Following a massive, deadly fire sparked by the derailment of a train in Quebec, questions are being asked about the safety of hazardous goods rail networks in British Columbia.

Early Saturday morning, a parked train carrying crude oil rolled away and crashed, sparking multiple explosions and a major fire in the community of Lac-Mégantic. Thirteen people have been confirmed dead and around 50 remain missing as of Monday.

The incident has shone the spotlight on the contentious political debate over oil transportation and Canada's rapidly expanding oil-by-rail industry.

Four years ago, just 500 rail car loads of oil were moved by Canadian railways. By the end of this year, it is expected to be more 140,000 loads. In the future, B.C. could see a large chunk of that share.

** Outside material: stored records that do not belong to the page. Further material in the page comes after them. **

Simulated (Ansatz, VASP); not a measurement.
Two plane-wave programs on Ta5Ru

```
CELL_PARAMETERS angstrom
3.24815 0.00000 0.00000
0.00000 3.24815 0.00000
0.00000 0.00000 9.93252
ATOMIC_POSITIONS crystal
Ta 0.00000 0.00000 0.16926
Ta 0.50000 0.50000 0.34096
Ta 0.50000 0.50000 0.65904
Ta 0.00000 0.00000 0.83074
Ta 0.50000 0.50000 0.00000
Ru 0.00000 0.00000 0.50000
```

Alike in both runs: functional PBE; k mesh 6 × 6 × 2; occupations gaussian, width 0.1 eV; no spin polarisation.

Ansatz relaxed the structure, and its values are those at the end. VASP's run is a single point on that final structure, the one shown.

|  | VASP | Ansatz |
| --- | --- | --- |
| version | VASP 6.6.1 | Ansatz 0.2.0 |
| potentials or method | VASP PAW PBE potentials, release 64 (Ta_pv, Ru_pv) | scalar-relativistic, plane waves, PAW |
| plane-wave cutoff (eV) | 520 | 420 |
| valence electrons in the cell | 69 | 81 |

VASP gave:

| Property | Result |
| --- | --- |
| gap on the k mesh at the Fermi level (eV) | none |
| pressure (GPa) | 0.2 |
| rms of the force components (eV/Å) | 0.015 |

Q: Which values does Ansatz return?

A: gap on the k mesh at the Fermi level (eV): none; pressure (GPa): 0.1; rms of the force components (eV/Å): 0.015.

Earlier this year, newspaper tycoon David Black said although he would prefer a pipeline, Alberta crude could be sent to his proposed refinery in Kitimat by rail.

John Bennett, speaking for the Sierra Club, said the increase of oil shipments by rail could only lead to a predictable, disastrous outcome in light of current safety requirements.

"We've been looking at how we can put pressure on the federal government to improve the safety, but it hasn't taken it seriously and this is the result," Bennett told CBC News.

At least major two rail accidents involving dangerous goods have happened in B.C. in the last eight years.

In 2005, half a million fish were killed in the Cheakamus River after a CN train went off the rails near Squamish, spilling 45,000 litres of sodium hydroxide.

In 2009, CN pleaded guilty to violating the Federal Fisheries Act in that incident. The company was fined $400,000.

In 2007, two CN trains carrying fuel and lumber collided, sparking a massive blaze along the Fraser River near Prince George.

Hazardous goods info not clear

Freight trains commonly carry dangerous goods across B.C., but information on specific items and the amounts hauled is not always easy to confirm.

CN Rail says it doesn't ship oil through B.C. right now. CP Rail, which does, wouldn't tell CBC News what volume of oil or other dangerous goods it currently ships through the province.

Burlington Northern Santa Fe, which has tracks running up from the United States through White Rock, says it does ship some petroleum products, but wouldn't provide further details. A BNSF spokesperson said the company's trains go slowly and the goods are carried in newer, safer rail cars.

Wayne Baldwin, the mayor of White Rock, B.C., says the Quebec disaster is extremely concerning to his community.

"It's always a concern and has been. Way before we heard about Quebec, of course, there are other accidents that have occurred with rail safety, and it's an ongoing issue," he said.